Then think about this very lovely story from influential adult educator Myles Horton, author of The Long Haul: An Autobiography. He had some chops as a teacher of Martin Luther King Jr and Rosa Parks, plus some call him a father of the civil rights movement.
He spent some time riding the rails in the Southern States with hobos (itinerant men, so called because they initially came from Hoboken, New York). He came to learn a lot from them, especially the importance of fire.
For these marginalized men who rode the trains, danger was around every corner. And when they camped outside at night, they were especially vulnerable. Fire came to be utterly critical to their survival.
But as Horton witnessed, if the mean burned their fire too high, they would consume their precious fuel too fast and be left cold and even more vulnerable.
And if they burned their fires too low, they’d be cold from the get go and there would be no way to heat their food and they could fall prey to wild animals.
Horton applied his experience with the men of the rails to us and our efforts to effect social change.
Think of your fire, the one that burns in your belly. What level is it burning at?
If it’s too low you have no interest, no passion, you may have given up. Sound familiar? That’s right. You may have lethar-gitis.
Yet if your fire is burning too high, it’s all consuming. You may have no time for self-care because you’re so focused on xyz. Hint: you could be headed for burn out (pun intended).

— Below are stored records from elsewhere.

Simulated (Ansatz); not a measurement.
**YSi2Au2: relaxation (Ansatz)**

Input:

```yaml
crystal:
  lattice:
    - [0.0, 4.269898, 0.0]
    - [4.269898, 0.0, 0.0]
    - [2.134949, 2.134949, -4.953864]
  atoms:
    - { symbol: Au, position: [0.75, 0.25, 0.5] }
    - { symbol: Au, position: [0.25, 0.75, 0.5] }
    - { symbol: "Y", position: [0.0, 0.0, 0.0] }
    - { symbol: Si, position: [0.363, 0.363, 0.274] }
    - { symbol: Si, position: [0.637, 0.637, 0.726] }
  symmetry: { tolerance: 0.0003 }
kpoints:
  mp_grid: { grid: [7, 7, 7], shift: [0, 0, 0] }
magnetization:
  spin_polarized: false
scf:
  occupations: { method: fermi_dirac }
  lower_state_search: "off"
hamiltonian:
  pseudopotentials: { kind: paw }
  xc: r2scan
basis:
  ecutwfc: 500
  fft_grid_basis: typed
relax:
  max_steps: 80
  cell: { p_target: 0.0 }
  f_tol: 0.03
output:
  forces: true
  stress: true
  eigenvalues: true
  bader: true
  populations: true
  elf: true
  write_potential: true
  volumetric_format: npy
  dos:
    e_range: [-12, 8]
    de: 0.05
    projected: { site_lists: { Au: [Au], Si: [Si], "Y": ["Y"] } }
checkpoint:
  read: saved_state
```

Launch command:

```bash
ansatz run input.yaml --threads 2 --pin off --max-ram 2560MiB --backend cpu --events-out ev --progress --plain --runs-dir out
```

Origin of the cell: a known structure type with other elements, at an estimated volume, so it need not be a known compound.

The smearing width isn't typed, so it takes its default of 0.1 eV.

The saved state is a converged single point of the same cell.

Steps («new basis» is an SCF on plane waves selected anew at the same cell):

Horton encouraged us to get our fires burning juuuuust right, neither all consuming nor so low that no flame is visible. That way you can be in it for the long haul. Because the world needs you and your special gifts. Both now and a decade plus from now.
So adjust your flame accordingly. Please. For all our sakes.
And in this season of celebrations I wish you time with your loved ones, peace in your heart and in the world and fire in your belly – enough to light the way forward into a beautiful new year.